What a weird and interesting way to function. Pretty much everyone is there own group and each group demands that everyone respect them.

New concepts and theories are made up all the time in the college environment and I'll say that it I am bias myself as I feel such is weird. But, these people do have iq's of 40 or 60 points higher then mine.
 
What's the stock value for Kimberly Clark.

When these snowflakes hit the real world there is going to be a rush to the aisles for Depends.

That's what happens too.

We spend time trying to protect the feelings of people and we end up raising egg shells. So fragile, so delicate that when they finally get a job and get balled out at work, they come back with a gun and kill people. Then the liberals blame the gun for the problem.
 
Whatever company hires one of these graduates is going to have their hands full. Just imagine the Human Resource Manager's face when the snowflake asks for a "safe space".

:lol:
 
What's the stock value for Kimberly Clark.

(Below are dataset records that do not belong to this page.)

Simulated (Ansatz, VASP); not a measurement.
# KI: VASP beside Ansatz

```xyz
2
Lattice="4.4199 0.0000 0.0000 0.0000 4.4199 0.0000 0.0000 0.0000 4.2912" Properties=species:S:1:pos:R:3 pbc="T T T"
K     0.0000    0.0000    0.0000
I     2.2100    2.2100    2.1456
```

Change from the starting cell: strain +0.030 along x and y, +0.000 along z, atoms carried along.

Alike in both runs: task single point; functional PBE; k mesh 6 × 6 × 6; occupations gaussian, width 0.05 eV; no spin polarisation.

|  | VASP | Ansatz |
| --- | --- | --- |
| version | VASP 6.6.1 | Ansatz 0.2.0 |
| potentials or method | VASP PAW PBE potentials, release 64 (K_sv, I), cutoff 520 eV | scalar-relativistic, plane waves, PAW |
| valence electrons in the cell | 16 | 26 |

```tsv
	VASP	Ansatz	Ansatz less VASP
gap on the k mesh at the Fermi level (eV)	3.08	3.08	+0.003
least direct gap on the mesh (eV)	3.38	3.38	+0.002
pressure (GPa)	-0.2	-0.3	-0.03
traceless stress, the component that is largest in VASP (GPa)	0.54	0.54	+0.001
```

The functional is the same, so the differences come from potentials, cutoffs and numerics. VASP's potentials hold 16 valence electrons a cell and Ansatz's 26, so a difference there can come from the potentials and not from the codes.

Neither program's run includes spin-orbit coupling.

When these snowflakes hit the real world there is going to be a rush to the aisles for Depends.

That's what happens too.

We spend time trying to protect the feelings of people and we end up raising egg shells. So fragile, so delicate that when they finally get a job and get balled out at work, they come back with a gun and kill people. Then the liberals blame the gun for the problem.
Their lives as children are scripted, structured and sterile. Presumably a safe environment, confined to indoor activities. Unimaginative and lacking social interactions other than through social media and video games.

When we were kids we disappeared until the street lights came on. We could walk miles to our favorite fishing and swimming spots. We rode our bikes everywhere.

Kids can't go to the end of the street alone without a neighbor calling the police or CPS.

Is it any wonder why they are like this when they get to College.
 
Whatever company hires one of these graduates is going to have their hands full. Just imagine the Human Resource Manager's face when the snowflake asks for a "safe space".

:lol:
Imagine when the Managers have to retrain the snowflake because they are incapable of performing the required tasks that they were hired for in the first place.

Then the demand for a safe space takes precedence over performance.
 
society is dead

not doomed, but dead.

when these, people, hit the adult world and start snitching on adult co-workers for petty shit, they will be fired for the good of the company, and when they try to sue and the lawyer looks at them like they cray cray, so go to another lawyer to sue both, but end up in their safe place crying "I'm not cray cray...."

no one will work b/c it's better to build a machine to do it than hire people like this.
 
Imagine some of these kids being air traffic controllers.

Or maybe this thread is just the normal response of folks that get old. I can remember my generation being put down by the "greatest generation" for many of the same things listed in this thread. Yet, my generation fought one of the more vicious and longest war the US ever waged.
 
Imagine some of these kids being air traffic controllers.

Or maybe this thread is just the normal response of folks that get old. I can remember my generation being put down by the "greatest generation" for many of the same things listed in this thread. Yet, my generation fought one of the more vicious and longest war the US ever waged.
I would hope that this is a passing phase, but the groupthink mentality is leading to the deterioration of individual creativity and personal responsibility.

We are not teaching them critical thinking and independence.